Four men have been found guilty of manslaughter over the sinking of a packed passenger ferry in Tonga - one of the South Pacific nation's worst disasters, it has been reported.
The captain and first mate of the Princess Ashika, the former chief of the company that operated the ship, and the department head that signed a seaworthiness order for the vessel were found guilty of manslaughter by negligence by a supreme court jury, the Matangi Tonga news website said.
They face a maximum penalty of 10 years in prison.
Justice Robert Schuster ordered the men to be held in police custody until sentencing on Monday.
The August 5 2009 sinking of the Princess Ashika with 74 passengers aboard shocked Tonga, a genteel South Pacific nation of more than 175 islands that relies heavily on ferries to transport people and goods between atolls.
The ship went down in stormy seas late at night, as most of the passengers slept below decks. Only two bodies were recovered.
An extensive inquiry concluded the ship was unseaworthy and should not have been in service, triggering a scandal in the country over who authorised the purchase of the vessel.

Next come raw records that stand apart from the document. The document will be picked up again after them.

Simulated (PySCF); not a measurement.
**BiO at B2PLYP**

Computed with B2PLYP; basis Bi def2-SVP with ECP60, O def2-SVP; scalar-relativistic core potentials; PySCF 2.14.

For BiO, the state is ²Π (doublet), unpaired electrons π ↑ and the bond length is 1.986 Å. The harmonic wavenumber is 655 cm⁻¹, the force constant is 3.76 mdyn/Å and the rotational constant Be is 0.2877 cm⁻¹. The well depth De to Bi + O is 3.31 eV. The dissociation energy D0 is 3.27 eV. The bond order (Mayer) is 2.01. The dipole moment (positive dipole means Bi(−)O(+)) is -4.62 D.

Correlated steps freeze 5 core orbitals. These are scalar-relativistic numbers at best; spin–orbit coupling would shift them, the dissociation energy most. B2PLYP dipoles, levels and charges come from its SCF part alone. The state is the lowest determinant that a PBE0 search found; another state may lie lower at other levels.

Those convicted were John Jonesse, a New Zealander and former managing director of the Shipping Corporation of Polynesia that operated the ferry; its captain Makahokovalu Tuputupu and first mate Semisi Pomale; and the acting director of the government Marine and Ports Department, Viliami Tu'ipulotu.
They were charged with the manslaughter of Vae Fetu'u Taufa, a 21-year-old mother whose body was one of the two recovered after the disaster in deep waters off the main island of Tongatapu.
The shipping company also faced a range of charges relating to responsibility for the seaworthiness of the ferry, and was found guilty by the same jury.